Tuesday, June 06, 2006

Two Weeks in May

For two weeks at the end of May, eighteen years ago, I had absolutely no obligations to anyone but myself. It was a unique moment in time, one that has never been repeated. After my final exams, there were two weeks before commencement. I had to stay for commencement, but only because I was a member of the choir - I was a frosh. For two weeks I had no classes, no boyfriend (he was three states away), no friends, no enemies, no family - absolutely no one and nothing that I was obligated to do. It was a stark contrast with my normal life, which I tend to stuff to the brim with obligations. Instead I slept, read, took walks, ate when I felt like it, and generally lived a quiet, somewhat contemplative life for two weeks.

I found that within only a few days a number of remarkable changes took place. I had a clean room that stayed clean the entire two weeks - something that has never happened before or since. I went to bed as soon as the sun went down, and got up at sunrise - ditto. I barely even remember eating - I only did it when I was hungry, and otherwise didn't think much about it. I volutarily took long walks around the local lake, meandering along, with or without book in hand. In short, I relaxed - deep, visceral relaxation. It's one of the few times in my life at that age (HS through college) that I don't remember having regular self-hate sessions. I talked to my parents on the phone perhaps once. My boyfriend a time or two more than that. I wasn't in the least lonely, I discovered, because there was no one there. Lonliness for me, seems to have little to do with being alone, and everything to do with being near people who don't acknowledge my existence, for whatever reason.
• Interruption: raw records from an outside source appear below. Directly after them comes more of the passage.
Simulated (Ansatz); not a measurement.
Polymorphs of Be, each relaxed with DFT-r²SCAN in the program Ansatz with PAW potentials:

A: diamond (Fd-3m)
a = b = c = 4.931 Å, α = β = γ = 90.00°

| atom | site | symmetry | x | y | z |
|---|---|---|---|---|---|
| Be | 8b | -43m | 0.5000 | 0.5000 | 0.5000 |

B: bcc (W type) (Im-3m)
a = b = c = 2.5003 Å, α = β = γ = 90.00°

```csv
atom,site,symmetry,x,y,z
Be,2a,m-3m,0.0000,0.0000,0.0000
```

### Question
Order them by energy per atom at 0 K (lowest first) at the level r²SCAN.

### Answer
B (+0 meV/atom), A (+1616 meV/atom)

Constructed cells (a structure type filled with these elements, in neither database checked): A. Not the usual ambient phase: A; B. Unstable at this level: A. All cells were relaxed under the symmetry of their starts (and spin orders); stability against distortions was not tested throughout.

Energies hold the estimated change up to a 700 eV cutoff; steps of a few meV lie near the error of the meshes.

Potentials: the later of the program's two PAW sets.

It was an enlightening couple of weeks. It's a period of time I wish I could duplicate, even as I realize how incredibly privileged I was to experience it even once. Toss in an obligation and my tension seems to immediately return, and yet life is obligations. I'm bound to my husband and children, to my friends, to paying a mortgage and putting dinner on the table. In order to have made a life that in any way resembled those two weeks, I would have to have consciously carved away my responsibilities - and I would not voluntarily give them up.

Still I understand what drove Thoreau to Walden. I have never felt closer to myself than in those two quiet weeks. The challenge is to find the spirit of them under the noise of daily life.